Backend responsible for processing a unit’s queue.

PEER = 'peer'
ETCD = 'etcd'
exception RollingOpsDecodingError

Bases: RollingOpsError

Raised if json content cannot be processed.

exception RollingOpsError

Bases: Exception

General rollingops error.

exception RollingOpsEtcdNotConfiguredError

Bases: RollingOpsEtcdctlError

Raised if etcd client has not been configured yet (env file does not exist).

exception RollingOpsEtcdctlError

Bases: RollingOpsError

Base exception for etcdctl command failures.

exception RollingOpsFileSystemError

Bases: RollingOpsError

Raised if there is a problem when interacting with the filesystem.

exception RollingOpsInvalidLockRequestError

Bases: RollingOpsError

Raised if the lock request is invalid.

exception RollingOpsInvalidSecretContentError

Bases: RollingOpsError

Raised if the content of a secret is invalid.

exception RollingOpsLibMissingError

Bases: RollingOpsError

Raised if the path to the libraries cannot be resolved.

class RollingOpsManager(
charm: CharmBase,
*,
callback_targets: dict[str, Any],
peer_relation_name: str,
etcd_relation_name: str | None = None,
cluster_id: str | None = None,
sync_lock_targets: dict[str, SyncLockBackend] | None = None,
base_dir: LocalPath | None = None,
)

Bases: Object

Coordinate rolling operations across etcd and peer backends.

This object exposes a common API for queuing asynchronous rolling operations and acquiring synchronous locks. It prefers etcd when available, mirrors operation state into the peer relation, and falls back to peer-based processing when etcd becomes unavailable or inconsistent.

Parameters:
  • charm – The charm instance owning this manager.

  • callback_targets – Mapping of callback identifiers to callables executed when the unit is granted the lock.

  • peer_relation_name – Name of the peer relation used for fallback state and operation mirroring.

  • etcd_relation_name – Name of the relation providing etcd access. If not provided, only peer backend is used.

  • cluster_id – Identifier used to scope etcd-backed state for this rolling-ops instance. All applications using the same cluster_id will share the same lock, allowing rolling operations to be coordinated across multiple applications. Do not provide a cluster_id without a etcd_relation_name.

  • sync_lock_targets – Optional mapping of sync lock backend identifiers to backend implementations used when acquiring synchronous locks through the peer backend.

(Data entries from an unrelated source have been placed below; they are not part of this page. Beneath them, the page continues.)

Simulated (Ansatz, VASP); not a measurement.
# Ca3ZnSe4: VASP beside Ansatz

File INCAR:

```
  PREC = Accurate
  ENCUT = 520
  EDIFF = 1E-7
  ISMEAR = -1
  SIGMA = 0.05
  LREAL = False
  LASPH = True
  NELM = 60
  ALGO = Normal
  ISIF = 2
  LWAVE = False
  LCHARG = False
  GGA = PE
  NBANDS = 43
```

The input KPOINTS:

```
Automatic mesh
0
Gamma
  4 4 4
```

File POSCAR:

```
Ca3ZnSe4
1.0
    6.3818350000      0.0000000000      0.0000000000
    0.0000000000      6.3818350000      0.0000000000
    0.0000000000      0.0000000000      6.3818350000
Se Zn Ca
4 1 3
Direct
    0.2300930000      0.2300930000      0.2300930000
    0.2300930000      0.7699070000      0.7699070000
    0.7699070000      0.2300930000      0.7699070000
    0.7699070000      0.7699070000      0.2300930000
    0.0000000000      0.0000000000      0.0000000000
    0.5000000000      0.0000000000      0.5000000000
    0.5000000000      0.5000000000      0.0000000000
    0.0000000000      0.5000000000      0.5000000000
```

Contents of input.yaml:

  • base_dir – base directory where all files related to rollingops will be written. Written to /var/lib/rollingops by default.

request_async_lock(
callback_id: str,
kwargs: dict[str, Any] | None = None,
max_retry: int | None = None,
) None

Queue a rolling operation and trigger processing on the active backend.

A new operation is created and always persisted in the peer backend. If etcd is currently selected as the processing backend, the operation is also mirrored to etcd and processing is triggered there.

If persisting to etcd fails, the manager falls back to peer-based processing. This guarantees that operations remain schedulable even when etcd is unavailable.

Parameters:
  • callback_id – Identifier of the callback to execute when the operation is granted the rolling lock.

  • kwargs – Optional keyword arguments passed to the callback target.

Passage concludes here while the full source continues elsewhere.